After UN official calls for a boycott if Israel keeps its sovereignty promise, Mattot Arim slams years-long weak response to “illegality rhetoric.”
By Batya Jerenberg, World Israel News
An Israeli NGO reacted Tuesday to a UN special rapporteur’s call to boycott Israel if it annexes any territory by blaming the diplomatic corps for not sufficiently defending the lawfulness of Jewish towns and villages in Judea and Samaria.
On Friday, Michael Lynk of the Office of the High Commissioner of Human Rights (OHCHR) attacked Israeli plans to declare sovereignty over areas liberated in 1967’s Six Day War. Lynk said such annexation “would be the demise of the Palestinians’ right to self-determination,” and is “a flagrant violation of international law.”
World Israel News spoke to Susie Dym of NGO Mattot Arim, which has been lauded by former Deputy Foreign Minister Tzipi Hotovely for combating the illegality rhetoric surrounding Judea and Samaria. Dym warned that Israel’s diplomatic corps was still not effective enough in fending off such charges.
“We have, on the Mattot Arim website, taped examples of Israeli diplomats avoiding repeated media questions on whether settlements are legal or not,” she said.
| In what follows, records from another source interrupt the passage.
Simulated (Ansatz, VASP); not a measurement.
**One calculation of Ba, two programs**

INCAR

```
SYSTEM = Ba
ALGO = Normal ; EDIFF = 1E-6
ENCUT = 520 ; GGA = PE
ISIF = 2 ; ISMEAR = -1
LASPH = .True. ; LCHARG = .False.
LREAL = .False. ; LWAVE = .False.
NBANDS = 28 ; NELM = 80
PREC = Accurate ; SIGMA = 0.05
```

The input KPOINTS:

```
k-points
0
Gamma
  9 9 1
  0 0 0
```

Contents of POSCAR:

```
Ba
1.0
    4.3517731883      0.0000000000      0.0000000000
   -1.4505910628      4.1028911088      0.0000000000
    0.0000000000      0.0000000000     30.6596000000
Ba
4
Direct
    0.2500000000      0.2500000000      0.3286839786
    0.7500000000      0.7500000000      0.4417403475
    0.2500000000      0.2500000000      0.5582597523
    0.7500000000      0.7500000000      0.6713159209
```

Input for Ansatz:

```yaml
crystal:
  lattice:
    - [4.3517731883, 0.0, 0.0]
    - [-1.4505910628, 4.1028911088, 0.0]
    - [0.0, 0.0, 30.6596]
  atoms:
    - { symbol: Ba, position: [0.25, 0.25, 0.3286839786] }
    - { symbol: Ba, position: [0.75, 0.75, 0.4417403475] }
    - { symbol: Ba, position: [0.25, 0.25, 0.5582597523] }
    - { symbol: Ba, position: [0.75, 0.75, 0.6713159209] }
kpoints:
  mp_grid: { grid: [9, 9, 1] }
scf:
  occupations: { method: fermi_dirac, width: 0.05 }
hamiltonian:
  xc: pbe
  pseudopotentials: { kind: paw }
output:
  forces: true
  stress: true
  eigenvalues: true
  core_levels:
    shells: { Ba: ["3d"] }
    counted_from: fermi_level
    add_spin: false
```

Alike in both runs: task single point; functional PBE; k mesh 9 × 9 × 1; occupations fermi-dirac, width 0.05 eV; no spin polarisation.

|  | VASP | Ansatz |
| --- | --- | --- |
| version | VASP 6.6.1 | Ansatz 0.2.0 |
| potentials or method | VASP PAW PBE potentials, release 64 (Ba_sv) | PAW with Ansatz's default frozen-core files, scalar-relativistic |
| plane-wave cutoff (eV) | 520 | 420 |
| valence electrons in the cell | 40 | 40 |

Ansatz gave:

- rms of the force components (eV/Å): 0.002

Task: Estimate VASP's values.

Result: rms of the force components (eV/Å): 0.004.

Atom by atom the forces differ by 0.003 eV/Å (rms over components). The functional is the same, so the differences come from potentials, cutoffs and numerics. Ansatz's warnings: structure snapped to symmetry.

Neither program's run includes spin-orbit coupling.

“We have seen email exchanges where Israel Foreign Ministry websites were sent a simple question: Are settlements legal or not, and they responded that they ‘have no information.’ Some Israeli diplomats do not know that the UN’s own charter, which is an instrument of international law, preserves the Jewish people’s right of close settlement throughout the Land of Israel.”
Dym slammed Lynk’s connection to the BDS (Boycott, Divestment & Sanctions) movement. “Settlement products should not enter the international marketplace,” he said. “Agreements, existing and proposed, with Israel should be reviewed.”
“BDS always tries to ‘legitimize’ itself by calling settlements illegal,” Dym responded. “But this rhetoric is nonsense, and brave people need to be willing to say so, loudly and often – that’s crucial.”
“There are so many distinguished legal scholars who back Israel’s position,” she continued, specifically pointing to Alan Dershowitz, a prominent American lawyer who defends the Jewish state regularly in the media. “Israel needs to train its diplomats to refute illegality rhetoric, and we can demonstrate that this hasn’t happened yet, or at least, not enough.”
The Foreign Ministry did not respond by press time to WIN’s request to clarify whether Israeli diplomats are trained to refute accusations that settlements are illegal.